25 May 2012

Doing the sites!

Thursday (edited):   It may not have been entirely consistent with our objective to blend into the Parisian scene, but we admit that today we did some of the Paris tourist sites - starting with the Eiffel Tower.   We were undecided before we arrived whether we would go up, but our minds were made up for us when we got there. Not only was visibility pretty poor, but only one lift was operating (the other was out of service), and the extremely lengthy queue was hardly moving.   So we gazed at the tower from the ground and headed on to the Arc de Triumph.  Once again, there was a queue (not quite as long) to buy tickets, and Champs Elysées was beckoning, so again we admired it from the ground.

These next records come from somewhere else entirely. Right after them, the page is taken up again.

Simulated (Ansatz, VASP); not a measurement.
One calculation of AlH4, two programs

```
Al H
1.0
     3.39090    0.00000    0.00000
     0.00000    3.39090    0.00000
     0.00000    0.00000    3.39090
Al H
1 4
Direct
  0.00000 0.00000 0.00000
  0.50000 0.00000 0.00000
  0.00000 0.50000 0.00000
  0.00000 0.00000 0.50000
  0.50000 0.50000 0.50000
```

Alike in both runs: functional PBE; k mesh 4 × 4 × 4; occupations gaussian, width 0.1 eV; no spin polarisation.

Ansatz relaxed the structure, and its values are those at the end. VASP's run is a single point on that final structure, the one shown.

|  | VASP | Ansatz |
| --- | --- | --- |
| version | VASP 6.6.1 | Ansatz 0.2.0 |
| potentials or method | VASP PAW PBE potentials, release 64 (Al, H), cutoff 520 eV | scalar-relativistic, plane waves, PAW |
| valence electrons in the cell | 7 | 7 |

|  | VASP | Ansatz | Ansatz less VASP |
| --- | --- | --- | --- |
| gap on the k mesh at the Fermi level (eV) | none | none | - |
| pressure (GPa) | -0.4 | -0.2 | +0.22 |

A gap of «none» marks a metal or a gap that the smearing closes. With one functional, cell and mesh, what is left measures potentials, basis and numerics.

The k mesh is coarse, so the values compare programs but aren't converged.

Champs Elysées was different!  We took our time to walk most of its length, pausing for lunch at one of the pavement cafés and briefly to note the queue to enter the Louis Vuitton store (couldn't help think  that scarcity, even if induced, creates desirability!)

We noted that the cost of items on the menu where we ate was not markedly higher than elsewhere  - except for coffees and especially cappuccinos.   Cappuccinos were on the menu for €7.50.    Obviously even if table rental isn't built in most of the meal prices,  there's a trap for the unwary who just sit down and order a coffee.  We didn't check the quality of the cappuccino (the one we had a day or so ago was only so-so), but the food was reasonably acceptable.
Opera Garnier

We progressed to Blvd Haussmann with the idea that we might look around the Opéra Garnier.  However, by the time we worked out where to go and so on, it was so close to the final admission time of 4.30 that a visit was impracticable.   The consolation prize was a visit to some of the department stores.

Our transport has wherever possible been by bus.  Only one of today's sectors was by Metro.   In fact the bus routes often provide a more direct route (for example, the 69 bus runs directly from Rue de Rivoli to Champ de Mars, directly in front of the Eiffel Tower).  This compensates to some extent to the fact that they can be slower than the Metro (although dedicated bus lanes help, too).   But we almost always get a seat  and we like looking out on the various parts of the city as we pass through them.  The near-absence of tourists on the buses means that the passengers are often quite polite to each other (in keeping with French tradition) and it's not unusual to exchange helpful comments - which immediately exposes our lack of French!
 EDIT:   Did I say "dedicated" bus lanes?    Bus lanes, yes, but maybe "dedicated" doesn't quite convey the correct impression.   They're not used only by buses!    They're used by motor-bikes, ordinary bikes, taxis and as parking space for delivery vehicles, too!    I'm not sure to what extent these other users re meant to be there, but certainly some of the bike readers (amongst others) don't leave much room for error, riding alongside buses and cutting in and out of the traffic.
I should also add that you need to be alert when you're travelling by bus.  Apart from the obvious requirement to get on the correct one (yes, I got the number wrong once and we headed off in the wrong direction), sometimes if they're late they don't go to the final destination (like Melbourne trams).  


  1. One site that a railophile should not miss is the marvellous Gare de Lyon. Your pictures of the Orsay clock, which was not accessible to us last year because of renovations, were reminiscent of the clock scenes, interior and exterior views from, in the wonderful 3D movie Hugo. (http://www.abc.net.au/atthemovies/txt/s3376564.htm)
    Makes me wonder if there was a government rail architect who designed both Orsay and Lyon stations.

  2. Postscript- I think the actual station in Hugo is Montparnasse, but it seems to have modernised beyond romance.

  3. abg's query about government railway architects sent me off to Google.

    At that stage the various railway companies were private companies so no common architect.

    When the Gare de l'Est opened in Paris in 1849, it represented a new type of building, constructed to house trains, passengers, and parcels at the terminus of the railway line. It provided a model for similar train stations into the twentieth century, not just in France but all over the world.

    The similarity of external decoration of the various stations demonstrates the influence on French architecture of L'Ecole des Beaux-Arts.

    Apart from stations in the major cities, each of the private railway companies had its own standard designs for station buildings.